Lot Essay
“My line drawing is the purest and most direct translation of my emotion.”
Henri Matisse
Inspired by the presence of his principal model, Lydia Delectorskaya, Matisse began a great series of pen and India ink drawings between 1935 and the end of 1947. These sequences represented female figures at ease, nude or clothed, amidst elaborate interior settings clad with his trademark patterned textiles. Described by John Elderfield as “among the greatest achievements of his draughtsmanship,” these nudes saw the artist break new ground in his graphic oeuvre as he captured, with an instinctive and unerring line, the sensuous forms of his models in perfect accord with their surroundings. “Some of the individual sheets are breathtaking in their assurance and audacity,” Elderfield continued, “and almost without exception, they realise what the comparable, late 1920s ink drawings did not: decorative assimilation of the figure into the decorated unity of the sheet” (J. Elderfield, quoted in The Drawings of Henri Matisse, exh. cat., The Museum of Modern Art, New York, 1985, p. 113). Femme nue allongée belongs to this celebrated grouping of works.

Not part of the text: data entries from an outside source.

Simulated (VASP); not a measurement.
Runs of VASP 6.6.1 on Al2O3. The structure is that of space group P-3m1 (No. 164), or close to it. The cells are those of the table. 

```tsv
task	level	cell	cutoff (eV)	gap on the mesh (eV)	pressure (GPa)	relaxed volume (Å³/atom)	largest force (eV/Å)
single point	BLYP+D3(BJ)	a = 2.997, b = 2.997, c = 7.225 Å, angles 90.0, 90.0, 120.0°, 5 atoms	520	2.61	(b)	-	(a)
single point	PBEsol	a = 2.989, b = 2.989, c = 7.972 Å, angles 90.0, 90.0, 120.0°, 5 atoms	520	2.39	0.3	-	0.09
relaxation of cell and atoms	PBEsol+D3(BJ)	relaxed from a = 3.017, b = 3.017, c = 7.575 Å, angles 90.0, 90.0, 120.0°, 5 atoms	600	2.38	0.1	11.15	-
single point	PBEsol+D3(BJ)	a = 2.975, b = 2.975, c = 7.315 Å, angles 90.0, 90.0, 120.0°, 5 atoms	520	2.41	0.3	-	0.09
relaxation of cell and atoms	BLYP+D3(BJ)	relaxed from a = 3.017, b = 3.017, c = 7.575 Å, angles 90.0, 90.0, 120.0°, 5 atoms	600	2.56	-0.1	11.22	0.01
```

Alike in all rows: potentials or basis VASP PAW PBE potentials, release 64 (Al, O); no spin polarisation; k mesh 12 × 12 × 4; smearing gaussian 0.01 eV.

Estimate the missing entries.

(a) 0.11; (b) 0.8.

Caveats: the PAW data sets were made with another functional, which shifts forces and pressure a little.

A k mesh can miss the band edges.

Pictured reclining upon a richly patterned textile-covered divan, her body twisted as she gazes dreamily into the distance, the nude in the present work only recalls the sensuous odalisques of the 1920s and acts as a bridge towards the explorations that Matisse had been making into this subject earlier in 1935. These ink drawings of nudes, seen in the decorated environment of Matisse's studio in Nice, are absolutely fully-formed and self-contained works of art. They were not, like many artists' drawings, an initial conception or study for something else, but an end in themselves, a perfectly realised synthesis of subject and mastery of means. Using the device of the artist’s sketchbook in the present drawing, Matisse opens the space and renders two views of his model, creating a drawing within a drawing.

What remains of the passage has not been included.